This article was last modified on June 10, 2010.


Interview with Brian Nelson on Venezuela

The following interview took place in early June 2010, in preparation for my July 2010 column…

Nelson is an expert on Venezuela and Hugo Chavez, and the author of “The Silence and the Scorpion”.

GS: You sort of mention this in the book, but how does Chavez reconcile his pro-military beliefs with his pro-socialist beliefs? (Socialists tend to be largely anti-war.)
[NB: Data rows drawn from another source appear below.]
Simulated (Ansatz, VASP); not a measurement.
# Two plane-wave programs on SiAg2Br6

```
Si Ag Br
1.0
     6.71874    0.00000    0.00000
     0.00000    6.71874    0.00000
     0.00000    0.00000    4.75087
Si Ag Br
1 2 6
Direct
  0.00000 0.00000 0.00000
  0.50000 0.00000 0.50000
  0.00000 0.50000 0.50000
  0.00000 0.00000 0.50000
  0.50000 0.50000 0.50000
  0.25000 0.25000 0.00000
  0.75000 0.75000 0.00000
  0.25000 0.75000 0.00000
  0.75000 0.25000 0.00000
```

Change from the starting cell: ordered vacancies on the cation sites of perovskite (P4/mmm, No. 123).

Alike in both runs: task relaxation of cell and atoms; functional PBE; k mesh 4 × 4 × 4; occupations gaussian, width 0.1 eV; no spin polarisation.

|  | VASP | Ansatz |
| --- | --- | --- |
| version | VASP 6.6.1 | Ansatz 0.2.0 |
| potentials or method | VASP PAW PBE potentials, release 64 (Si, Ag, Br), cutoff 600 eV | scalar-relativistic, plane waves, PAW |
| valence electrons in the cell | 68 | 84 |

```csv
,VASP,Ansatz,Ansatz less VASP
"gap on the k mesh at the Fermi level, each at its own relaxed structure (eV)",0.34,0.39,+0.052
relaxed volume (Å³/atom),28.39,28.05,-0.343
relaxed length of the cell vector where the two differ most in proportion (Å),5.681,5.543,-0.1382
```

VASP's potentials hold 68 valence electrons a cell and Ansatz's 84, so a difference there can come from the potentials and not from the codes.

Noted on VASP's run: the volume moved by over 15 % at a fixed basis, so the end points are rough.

BN: This is a great question and it speaks to what is perhaps the most important epiphany I had about Chávez when I was living in Venezuela. And that is that there are two lefts. There’s the left and there’s THE LEFT. I’m on the left (lowercase). I opposed the war in Iraq (from the beginning, mind you), I worked on the Obama campaign, and I supported healthcare reform. Many leftists, like me, initially looked at Chávez as he criticized Bush or opposed US intervention in Iraq and thought, “Heh, this guy’s got it right.” However, what they don’t realize (and what I didn’t realize until I actually went to live in Venezuela) is that Chávez is on the LEFT. He is part of a more radical tradition that believes in bringing about revolution using any and all means necessary—regardless of the oppression and human rights violations that occur along the way. In fact, Chávez long felt that true revolution could only be accomplished by a mass violent uprising against the capitalist system (hence his coup attempt in 1992). In fact, after he was released from prison and Luis Miquilena (a famous Venezuelan Communist) tried to get him to run for office, Chávez initially refused, saying that would never lead to true revolution. Visiting Cuba in 1994, Chávez said this: “We do not rule out the path of weapons in Venezuela” and that his project had a great deal to offer Cuba, “a project with a horizon that stretches for twenty to forty years.” After this visit, Chávez spent six months in Colombia where he met with both FARC and ELN (National Liberation Army) leaders.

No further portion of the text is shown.